Zambezi River
Africa's fourth river, master of Victoria Falls
The Zambezi is the largest African river flowing east to the Indian Ocean and the fourth longest on the continent, but it is best known for a single spectacle. Midway along its course the river hurls itself off a basalt cliff more than a kilometer and a half wide into a narrow gorge, creating Victoria Falls, one of the greatest waterfalls on Earth. From a small spring in the African interior to a broad delta on the Indian Ocean, the Zambezi carves a path through six countries of southern Africa.
The Zambezi runs about 2,574 kilometers, though a recent study tracing its most distant source into Angola puts the figure closer to 3,400. It rises in a wetland on the borders of Zambia, Angola and the Democratic Republic of Congo, flows across the Barotse floodplain, then plunges over Victoria Falls into the Batoka Gorge. Downstream it is impounded behind two of Africa's largest dams, Kariba and Cahora Bassa, before crossing Mozambique to spread into a wide delta on the Indian Ocean coast.

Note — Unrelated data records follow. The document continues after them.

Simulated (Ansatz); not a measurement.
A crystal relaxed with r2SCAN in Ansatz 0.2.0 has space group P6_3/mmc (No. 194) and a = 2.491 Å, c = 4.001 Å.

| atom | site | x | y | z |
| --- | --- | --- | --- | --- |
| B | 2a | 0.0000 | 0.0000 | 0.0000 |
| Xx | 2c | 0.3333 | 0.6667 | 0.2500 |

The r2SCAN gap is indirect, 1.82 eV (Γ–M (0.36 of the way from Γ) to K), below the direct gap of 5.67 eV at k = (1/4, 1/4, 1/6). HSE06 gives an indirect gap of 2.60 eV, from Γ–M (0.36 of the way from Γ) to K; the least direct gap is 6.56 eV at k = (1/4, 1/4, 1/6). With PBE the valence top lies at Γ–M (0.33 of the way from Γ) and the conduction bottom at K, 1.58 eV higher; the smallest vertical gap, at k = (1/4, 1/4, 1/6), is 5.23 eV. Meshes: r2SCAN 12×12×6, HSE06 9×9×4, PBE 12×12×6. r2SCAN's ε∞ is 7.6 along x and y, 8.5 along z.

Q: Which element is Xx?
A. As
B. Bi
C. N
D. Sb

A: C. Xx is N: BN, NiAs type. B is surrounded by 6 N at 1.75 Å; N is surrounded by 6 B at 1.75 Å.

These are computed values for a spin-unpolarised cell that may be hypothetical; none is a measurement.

The Tonga and other peoples have lived along the river for centuries — the missionary-explorer David Livingstone, the first European to see the great falls, named them for his queen, though local people knew them as Mosi-oa-Tunya, the smoke that thunders. The two great dams generate much of the region's electricity but flooded valleys and displaced communities, and they have altered the floods that once shaped the delta. The Zambezi today is a major draw for safari tourism and a shared resource among riparian states.